Oprah Winfrey says of planned movie musical, ‘This ain’t your mama’s “Color Purple”’

Separate photos of Oprah Winfrey, Fantasia and Danielle Brooks smiling
Oprah Winfrey, left, has cast Fantasia Taylor and Danielle Brooks in the musical remake of “The Color Purple.”
(Associated Press)

Oprah Winfrey is bringing her life-changing experiences from “The Color Purple” to a new generation.

The TV mogul, who earned an Academy Award nomination for her role in Steven Spielberg’s 1985 adaptation of Alice Walker’s novel, has put together an all-star ensemble for the big-screen musical remake, she announced Thursday.

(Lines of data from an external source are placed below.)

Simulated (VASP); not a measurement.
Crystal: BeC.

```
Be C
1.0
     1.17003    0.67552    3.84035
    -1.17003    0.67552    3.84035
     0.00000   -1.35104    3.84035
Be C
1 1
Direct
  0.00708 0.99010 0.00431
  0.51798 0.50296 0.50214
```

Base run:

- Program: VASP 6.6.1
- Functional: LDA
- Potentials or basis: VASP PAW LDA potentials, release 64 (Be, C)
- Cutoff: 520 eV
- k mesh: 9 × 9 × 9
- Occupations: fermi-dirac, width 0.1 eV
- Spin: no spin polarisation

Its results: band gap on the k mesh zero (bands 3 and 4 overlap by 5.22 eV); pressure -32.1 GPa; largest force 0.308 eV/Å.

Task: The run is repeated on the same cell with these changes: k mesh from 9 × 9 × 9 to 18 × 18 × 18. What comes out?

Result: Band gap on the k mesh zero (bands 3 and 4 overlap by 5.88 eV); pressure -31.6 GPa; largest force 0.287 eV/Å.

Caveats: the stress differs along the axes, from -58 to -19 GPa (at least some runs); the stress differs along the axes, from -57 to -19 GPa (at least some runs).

The Warner Bros. film will be directed by Blitz Bazawule (“Black Is King,” “The Burial of Kojo”) and stars Fantasia Taylor (Celie), Colman Domingo (Celie’s abusive husband, Mister), Danielle Brooks (Sofia), Halle Bailey (Celie’s sister, Nettie), Corey Hawkins (Harpo), musician H.E.R. (Squeak) and Taraji P. Henson (Shug Avery).

“This ain’t your mama’s ‘Color Purple,’” Winfrey said in Vanity Fair, describing the new take on Alice Walker’s letter-driven novel about Celie — a poor, unloved Southern Black girl the early 1900s who endures childhood rape, a brutalizing marriage and other harrowing experiences over the book’s decadeslong span.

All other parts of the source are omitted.